I think part of that is not being completely anonymous anymore.

I refuse to keep tracking my food here.  It drives me nuts and triggers all sorts of guilt and it really doesn’t help me.  All of the positive mental benefits I get from exercise is completely undone by obsessing over the food issue.

So I won’t.  I’m going to keep blogging about exercise and eating and all the philosophical stuff over here.  But I’m not tracking my food anymore.  And I’m not going to hide.  Not anymore.

 

So, that food thing?  Clearly going marvelously well, eh?

One thing I noticed when I was doing really well at tracking at The Daily Platethis time last year is that once I get in the mindset of putting my words where my mouth’s been, I tend to make somewhat “better” choices simply by virtue of knowing that I have to admit that I had McDonald’s again for dinner last night.  I’m sort of seeing that again now.
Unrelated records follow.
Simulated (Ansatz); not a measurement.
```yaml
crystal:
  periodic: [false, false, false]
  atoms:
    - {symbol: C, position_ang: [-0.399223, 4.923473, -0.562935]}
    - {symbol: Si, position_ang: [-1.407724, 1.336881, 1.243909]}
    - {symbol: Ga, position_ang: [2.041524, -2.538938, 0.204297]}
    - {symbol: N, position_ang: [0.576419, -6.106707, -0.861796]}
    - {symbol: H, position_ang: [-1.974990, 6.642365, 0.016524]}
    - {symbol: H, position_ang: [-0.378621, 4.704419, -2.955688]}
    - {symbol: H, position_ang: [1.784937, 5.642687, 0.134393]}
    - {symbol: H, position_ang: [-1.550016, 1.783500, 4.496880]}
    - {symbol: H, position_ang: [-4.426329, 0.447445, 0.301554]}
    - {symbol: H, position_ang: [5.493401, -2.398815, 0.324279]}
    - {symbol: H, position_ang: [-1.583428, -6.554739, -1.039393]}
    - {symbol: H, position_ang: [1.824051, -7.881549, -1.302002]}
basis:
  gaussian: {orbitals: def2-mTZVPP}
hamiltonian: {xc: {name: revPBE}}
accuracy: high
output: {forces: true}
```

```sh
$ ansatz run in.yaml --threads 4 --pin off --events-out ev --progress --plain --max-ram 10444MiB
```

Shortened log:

Interestingly, I’m also noticing that I’ve been in a piss poor mood ever since I’ve tried to hold myself semi-publicly accountable for my food choices.  As I used to say in middle school – coincidence or special sauce?  It may well be coincidence, actually, but the timing just occurred to me.

Anyway, food for the week (insofar as I can recall):

Monday – breakfast is lost to me, but definitely included coffee and may just not have otherwise existed, which I tend to be really bad about.  Lunch was Chinese takeout, playing the “I’m having vegetables, so that justifies the garlic chicken” card.  Dinner was…pizza.  Almost an entire frozen one.  And three peanut butter chocolate chip cookies.  I also recall that I was feeling miserable and went to bed at around 7:30, waking only to read to the kidlet in bed.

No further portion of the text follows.